Pulwama attack on 14th February of this year brought Pakistan and India, two nuclear states on the brink of war. LOC faced high tension for at least two weeks and civilians on both sides of the LOC were the main victims of the skirmishes between two nuclear states. India didn’t only violate LOC but also breach international border by air striking the forest in the village of Balakot, KPK. This was for the first time after 1971 that international border was traversed by India. Retaliating to the aggression, Pakistan air force went across the LOC and came back with Indian air force jets chasing them. Resultantly, two Indian jets were hit and one pilot Abhi Nandhan was arrested alive. PM Imran Khan, in a peace gesture and to deescalate the border tension announced to release the arrested wing commander. After his release Imran Khan was praised nationally and internationally for the peace gesture and few of his party men demanded Nobel peace prize for him which was turned down by PM himself by tweeting that, “I am not worthy of Nobel peace prize, the person worthy of this would be the one who solves the Kashmir dispute according to the wishes of the Kashmiri people and paves the way for peace and human development in the subcontinent.” No doubt Imran Khan acted like a mature statesman.

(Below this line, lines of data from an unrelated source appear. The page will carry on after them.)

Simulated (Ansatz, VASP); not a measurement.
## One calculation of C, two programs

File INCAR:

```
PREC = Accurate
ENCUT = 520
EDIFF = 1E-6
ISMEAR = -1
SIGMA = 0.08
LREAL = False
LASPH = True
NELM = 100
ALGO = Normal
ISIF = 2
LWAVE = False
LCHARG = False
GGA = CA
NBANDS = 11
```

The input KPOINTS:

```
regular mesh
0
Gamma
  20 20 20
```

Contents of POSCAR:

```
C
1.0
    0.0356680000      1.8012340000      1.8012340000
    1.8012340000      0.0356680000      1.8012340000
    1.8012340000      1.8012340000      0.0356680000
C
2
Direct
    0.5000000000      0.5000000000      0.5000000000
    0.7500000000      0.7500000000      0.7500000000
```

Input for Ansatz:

The Pulwama attack which left 44 Indian soldiers dead and many injured, proved to be a blessing in disguise for the poor Kashmiris. The Kashmiris who have been at the receiving end of the Indian brutalities for last 70 years, got international attention. This was after 1998 nuclear tests of both India and Pakistan that world leaders really saw a danger coming for the whole world, if Kashmir remains unresolved. It is no doubt, a “nuclear flash point”, as pointed out by former US president bill Clinton.
This is the real opportunity for Pakistan and Kashmiris to raise their voice on international forums as world is concerned about the present situation. The international media has given ample coverage to the issue and has for the first time Kashmir issue, after many years, have come to the world stage seriously. The world leaders have called both India and Pakistan to negotiate final settlement of the Kashmir conflict. Countries like China, USA, UK, KSA, Turkey and other major international players have shown grave concern viz a viz border tension. Few heads of the states have offered for mediating the dialogues between two states.
Now, it is the responsibility of the government of Pakistan to cease this break and let Kashmiris advocate their case internationally. The so called hinderance in internationalization of the Kashmir conflict is Simla agreement of 1972. Let’s demystify the supposition:
The internationalization of the Kashmir conflict has been negated by the India, especially after 1972 Simla agreement between India and Pakistan. India focuses on the first half of the article two, sub section two, of the Simla agreement which states that, “the two countries are resolved to settle their differences by peaceful means through bilateral negotiations”. India deliberately does not mention the second half which states that “or by any other peaceful means mutually agreed
upon between them.” Here “peaceful means mutually agreed upon” could be referred as the UN, as India itself took the Kashmir issue to the UN. Secondly, in the first sub clause of article 2, it clearly states that, “the principles and purposes of the Charter of the United Nations shall govern the relations between the two countries.” So, it is misleading on the behalf of India that Kashmir conflict is a bilateral issue between Pakistan and India.
Additionally, Simla agreement does not restrict Pakistan to Internationalize the Kashmir conflict. Moreover, Kashmiris are not a party to the Simla agreement, so they should be empowered to plead their case on the global forums. Their voice will be well received as the main stakeholders of the conflict. Let Kashmiris take the lead.
The same agreement also nullifies the claim of India that Kashmir is an integral part of India. The last article states, “Both Governments agree that their respective Heads will meet again at a mutually convenient time in the future and that, in the meanwhile, the representatives of the two sides will meet to discuss further the modalities and arrangements for the establishment of durable peace and normalization of relations, including the questions of prisoners of war and civilian internees, a final settlement of Jammu and Kashmir and the resumption of diplomatic relations.” Here, the final settlement of Jammu and Kashmir conflict is accepted and signed by the than Indian premier, Indira Gandhi herself. So, this must be emphasized on the world stage and narrative of India should be challenged in context to the Simla agreement, that India quotes frequently.
It is also worthy to mention that recently European parliament had a debate over the Kashmir conflict. In current scenario, 40 MP’s of the European parliament have written letters to both Indian and Pakistani premiers, asking them to enter dialogue to resolve the tension between the two countries. Pakistan should welcome the statements and efforts of the world community and must expose the unwillingness and stubbornness of the Indian state, not coming to the dialogues table.
Policy makers in Pakistan must decide to send special envoys to important world capitals and to significant organizations, to gather the maximum support for Kashmir cause. The thing to be kept in mind is that this time the envoys should not only be well prepared but also be comprised of Kashmiris who may plead their case effectively globally with an unbiased lens of international community as it is ready to listen to the wounded Kashmiris.